Thanks for your response…

Can you help us in getting the below details

What is default publish event size?? How do we increase the publish event count??

Regards,
Suresh

jon.strabala · March 1, 2021, 11:47pm

Hi @suresh2112

I am not sure what you are asking here (something about Couchbase or NiFi), my sample code doesn’t care about “publish event size” or a " publish event count" - I’ll try my best though.

For Couchbase every document must be less than or equal to 20MB and the documents KEY less than or equal to 1MB. I don’t know what you mean by “increase the publish event count”. If you have the disk space Couchbase will accept it as long as your residency ration doesn’t drop too low (I like 100% RR but couchbase should work fine at 10% RR).

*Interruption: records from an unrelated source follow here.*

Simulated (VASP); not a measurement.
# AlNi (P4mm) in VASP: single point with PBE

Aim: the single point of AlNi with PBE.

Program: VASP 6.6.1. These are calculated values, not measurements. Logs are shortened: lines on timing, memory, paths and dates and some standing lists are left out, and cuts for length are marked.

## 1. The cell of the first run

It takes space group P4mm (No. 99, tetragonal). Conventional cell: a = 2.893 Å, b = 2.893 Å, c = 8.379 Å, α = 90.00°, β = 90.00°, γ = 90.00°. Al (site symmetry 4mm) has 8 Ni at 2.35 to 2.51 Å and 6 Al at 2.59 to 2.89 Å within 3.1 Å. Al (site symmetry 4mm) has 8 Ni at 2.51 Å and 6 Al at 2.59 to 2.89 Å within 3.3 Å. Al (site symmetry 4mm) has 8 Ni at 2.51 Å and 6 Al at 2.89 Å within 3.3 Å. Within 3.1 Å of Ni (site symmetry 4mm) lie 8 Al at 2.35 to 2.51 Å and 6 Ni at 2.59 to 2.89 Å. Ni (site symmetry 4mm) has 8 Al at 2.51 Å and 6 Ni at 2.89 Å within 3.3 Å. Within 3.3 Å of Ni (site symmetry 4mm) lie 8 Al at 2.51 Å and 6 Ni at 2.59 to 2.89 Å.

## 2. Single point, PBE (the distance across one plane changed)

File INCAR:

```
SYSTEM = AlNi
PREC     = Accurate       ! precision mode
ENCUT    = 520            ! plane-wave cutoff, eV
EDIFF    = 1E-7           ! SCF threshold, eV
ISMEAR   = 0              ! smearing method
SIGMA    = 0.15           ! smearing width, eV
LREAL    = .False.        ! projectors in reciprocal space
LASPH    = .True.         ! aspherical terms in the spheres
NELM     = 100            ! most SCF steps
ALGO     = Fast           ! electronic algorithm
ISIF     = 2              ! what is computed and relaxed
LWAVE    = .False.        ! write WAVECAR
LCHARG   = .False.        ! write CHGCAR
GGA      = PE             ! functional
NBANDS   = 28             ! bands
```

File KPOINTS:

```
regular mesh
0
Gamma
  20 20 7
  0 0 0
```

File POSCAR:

Maybe you asking about my small test program if so:

I just make a lot Json doc in a loop controlled by the variable “i” in the for loop in this case I guess the " publish event count" is 1000000 or 1M. To increase it just put a larger number in like 50000000 or 50M.
The “publish event size” would merely be the size of the Json document that the code makes in couchbase it might look like the following: { “id”: 999999, “type”: “tstkey”, “data”: 27865 } with a KEY of “tstkey:999999”. To increase the size of each doc add more fields or as a few large fields.

Maybe you asking about NiFI if so:

In NiFi, the messages that you want published will be based off the content of the flow file.
If you specify a “Message Demarcator” in the processor properties, then the content of your flow file will be separated based on the demarcator.
If you don’t specify a demarcator then it will take the entire content of the flow file and make a single publish call for the whole content.

Thus with demarcator set in NiFi the result is you will sending each separate piece of data as a unique message to Couchbase via an Async upsert call (no need to batch thing because you are async). You just can not have a single document greater than 20MB.

Best

Jon